Monster Manual advancing NPC question

In the Monster Manual, I need some help understanding the process for making people/humanoids more dangerous and giving them gear and new proficiencies. Since everything else seems to have a full and formal procedure, I just assume I am missing something. Page 54 has a very helpful section for advancing beastmen, but there’s nothing equivalent for the other humanoids.

For example, on the bandit entry (page 217) it references on xp “20 (hood), 50 (robber), 200 (rogue)”. But nowhere are there stats for hoods, robbers, and rogues.
If a hood is worth 20 xp, then the Monster XP table on page 395 suggests it is 2 HD and not 1+1* which would be 21 xp. It calls their higher rank members thieves, so that covers the proficiencies, But on the gear I only see the reference to magic items using the judges journal rules not the treasure table. So does that also get used for all ranks of bandit for all their gear or just the Rogues? Is there any guidance about stats or roll them randomly using the level 0 NPC guidance also in the JJ? Do they all have the same armor and weapons? Should I use the monster damage by weapons table that indicates a 2 HD mosnter should deal 1d8 damage (seems a little off when moving up to the higher HD and they appear to be backstabbing with two-handed weapons).

So, yeah. Is there clear guidance in one spot? Something like the beastmen got?

Thanks in advance!

The reason there’s no rules in the MM for making people more dangerous is that those rules are found in the Revised Rulebook and Judges Journal. All of the human and demi-human “monsters” are characters built using the RR and JJ rules.

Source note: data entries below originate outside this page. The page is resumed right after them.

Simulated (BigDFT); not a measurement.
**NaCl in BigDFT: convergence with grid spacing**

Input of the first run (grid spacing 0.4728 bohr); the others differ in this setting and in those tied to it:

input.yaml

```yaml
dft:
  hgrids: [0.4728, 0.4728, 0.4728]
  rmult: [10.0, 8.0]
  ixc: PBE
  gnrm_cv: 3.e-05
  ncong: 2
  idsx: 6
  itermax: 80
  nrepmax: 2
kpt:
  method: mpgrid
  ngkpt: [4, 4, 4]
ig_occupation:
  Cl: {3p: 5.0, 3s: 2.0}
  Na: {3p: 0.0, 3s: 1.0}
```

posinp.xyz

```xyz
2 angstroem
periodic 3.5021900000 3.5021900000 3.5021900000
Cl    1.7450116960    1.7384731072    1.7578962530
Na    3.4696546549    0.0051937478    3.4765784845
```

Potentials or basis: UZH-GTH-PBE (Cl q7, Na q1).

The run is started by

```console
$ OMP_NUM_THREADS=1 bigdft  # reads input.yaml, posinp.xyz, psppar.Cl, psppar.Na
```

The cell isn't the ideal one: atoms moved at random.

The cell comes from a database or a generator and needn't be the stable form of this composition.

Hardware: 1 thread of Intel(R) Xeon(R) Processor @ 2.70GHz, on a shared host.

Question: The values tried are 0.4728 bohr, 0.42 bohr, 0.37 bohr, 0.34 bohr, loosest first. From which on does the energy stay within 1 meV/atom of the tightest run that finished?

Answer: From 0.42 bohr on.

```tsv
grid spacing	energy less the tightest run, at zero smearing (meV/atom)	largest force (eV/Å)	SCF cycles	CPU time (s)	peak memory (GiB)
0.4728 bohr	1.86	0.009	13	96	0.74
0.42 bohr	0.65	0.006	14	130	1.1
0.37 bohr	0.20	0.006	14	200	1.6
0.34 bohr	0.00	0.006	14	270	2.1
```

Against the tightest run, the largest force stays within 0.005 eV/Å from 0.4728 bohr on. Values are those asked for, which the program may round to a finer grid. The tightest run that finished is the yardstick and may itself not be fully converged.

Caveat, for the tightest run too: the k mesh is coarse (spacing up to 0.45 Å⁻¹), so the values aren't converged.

A hood, robber, and rogue are respectively just a 2nd level thief (“Hood”), 3rd level thief (“Robber”) and 5th level thief (“Rogue”). If you look at RR p. 30, check the Titles by Level on the Thief Level Progression table. You’d just build them like you build a player character or henchman of those levels. You can find rules for building and equipping NPCs on p245 - 271 and 88 - 390 of the Judges Journal, which gives guidance on how many magic items they’d have, how to roll stats, and so on.

This is notably different than how D&D 4E and D&D 5E handle such matters. In D&D 4E or 5E, an NPC “wizard” follows totally different rules than a player character wizard. In ACKS, an NPC wizard and a PC wizard use the same rules.